Justine Damond: US court overturns cop’s murder conviction

Mohamed Noor outside court, Justine Ruszczyk Damond. Source: Getty

There has been a controversial new development in the conviction of Justine Ruszczyk Damond’s killer. Australian woman Justine Ruszczyk Damond was shot and killed by a responding officer, Mohamed Noor, outside her home in Minneapolis in 2017, after calling police to report a suspected sexual assault behind her house.

Ruszczyk Damond was shot as she approached the police vehicle to direct officers to the suspected assault. Noor fired his gun across his partner at Ruszczyk Damond, kitting and killing her. Subsequently, Noor was sentenced to 12.5 years prison time for the conviction of third-degree murder in July 2019. However, technicalities in the phrasing of the third-degree murder statute ruled is the open latch that has allowed Noor to overturn his conviction.

The action of shooting across his partner is where the technicality lies. A ruling by the Minnesota Supreme Court, and written by Chief Justice Lorie Gildea, stipulated that the language used in the third-degree murder statute only applies when a defendant (in this case, Noor), kills someone “by perpetrating an act eminently dangerous to others and evincing a depraved mind”. The word “others” in this statute is where the technicality is hinged. “others” in this case has been ruled to mean when more than just one person’s life has been threatened. As Noor was with his partner in the car, and shot across his partner in the act of shooting Ruszczyk Damond, another life was threatened. Additionally, in the ruling, it was stated that a person’s mental state has to show a “generalised indifference to human life which cannot exist when the defendant’s conduct is directed with particularity at the person who is killed”. Noor’s conduct was directed with particularity at Ruszczyk Damond, and so “the evidence is therefore insufficient to sustain his conviction”.

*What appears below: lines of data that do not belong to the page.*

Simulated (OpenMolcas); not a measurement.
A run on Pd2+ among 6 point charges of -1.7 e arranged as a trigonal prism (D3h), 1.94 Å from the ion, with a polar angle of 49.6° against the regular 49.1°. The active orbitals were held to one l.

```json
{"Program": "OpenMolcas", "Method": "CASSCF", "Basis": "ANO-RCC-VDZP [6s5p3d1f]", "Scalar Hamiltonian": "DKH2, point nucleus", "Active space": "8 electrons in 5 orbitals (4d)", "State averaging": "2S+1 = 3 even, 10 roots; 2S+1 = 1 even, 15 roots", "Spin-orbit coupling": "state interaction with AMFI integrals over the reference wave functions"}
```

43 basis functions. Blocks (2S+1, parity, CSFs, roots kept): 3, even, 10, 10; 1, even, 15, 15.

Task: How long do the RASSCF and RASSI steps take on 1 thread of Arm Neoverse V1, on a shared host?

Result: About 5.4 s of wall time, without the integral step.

Noor has served 28 months of the overturned sentence so far. Noor will now be sentenced to a four-year presumptive sentence of manslaughter. This means he could be eligible for supervised release by the end of 2021.

Justine Ruszczyk Damond met her fiance, Don Damond, at a meditation retreat in Colorado in 2012, and moved to Minneapolis in 2015 to be with him. She was shot and killed just a week out from her wedding.